Claudia’s Call-to-Arms to Keep Girls in Class

Fifth (Year 10) student Claudia has won an essay writing competition organised by Restless Development in collaboration with the Financial Times.

Coming first place in the 13-15-years-old age category, Claudia’s eloquent and impassioned essay was written in response to the question How Does Education Need to Change to Help More Girls Stay in School?

In it, she calls on educators to acknowledge gender differences and to think carefully and critically about the environments in which girls are taught, as well as how the content of an education can impact on the experiences of young women.

“For societies to value women and for girls to feel safe in classrooms,” she writes, “gender stereotypes and negative gender portrayals must be removed from learning materials.”

Thoroughly researched and sensitively composed, Claudia’s essay discusses how precarious girls’ education is worldwide. Elsewhere, she writes: “According to UNICEF, only 49 per cent of countries have achieved gender parity in primary education, a gap that widens to only 24 per cent for upper secondary education.”

“Girls need to be supported in the subjects that engage them and encouraged in their career choices, including those in which they are underrepresented.”

Claudia’s article is now hosted alongside winning essays from other age categories on the We Are Restless blog, which has been designed as a platform for young people to speak out on the issues that mean most to them.

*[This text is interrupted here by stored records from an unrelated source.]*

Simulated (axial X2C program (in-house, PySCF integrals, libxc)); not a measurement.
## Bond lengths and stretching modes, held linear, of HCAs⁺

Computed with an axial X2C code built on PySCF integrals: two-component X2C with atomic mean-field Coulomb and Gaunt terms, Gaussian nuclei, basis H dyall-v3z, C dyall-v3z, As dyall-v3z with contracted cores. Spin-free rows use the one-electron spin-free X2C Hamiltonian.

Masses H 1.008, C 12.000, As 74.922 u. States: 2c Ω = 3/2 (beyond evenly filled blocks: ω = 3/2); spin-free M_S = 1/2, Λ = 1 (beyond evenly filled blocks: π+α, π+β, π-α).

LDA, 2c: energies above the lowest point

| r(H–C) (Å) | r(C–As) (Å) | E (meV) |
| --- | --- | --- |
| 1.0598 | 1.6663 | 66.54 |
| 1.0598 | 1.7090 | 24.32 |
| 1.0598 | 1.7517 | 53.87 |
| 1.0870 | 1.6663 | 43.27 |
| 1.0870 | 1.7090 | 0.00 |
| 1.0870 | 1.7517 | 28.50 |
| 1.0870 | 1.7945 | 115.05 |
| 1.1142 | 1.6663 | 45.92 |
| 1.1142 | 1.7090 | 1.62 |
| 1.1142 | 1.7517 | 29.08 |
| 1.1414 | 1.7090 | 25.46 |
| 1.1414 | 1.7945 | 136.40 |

Restless Development is a non-profit global agency that facilitates volunteering, research, training and mobilisation among young people seeking to foster meaningful change. Its activities centre youth empowerment against issues spanning education to gender rights, democracy to climate justice.

The Restless Development and Financial Times Writing Challenge forms part of Restless Development’s Power Up Appeal, which is concerned with raising funds to support the education of young girls in Sierra Leone and across the world.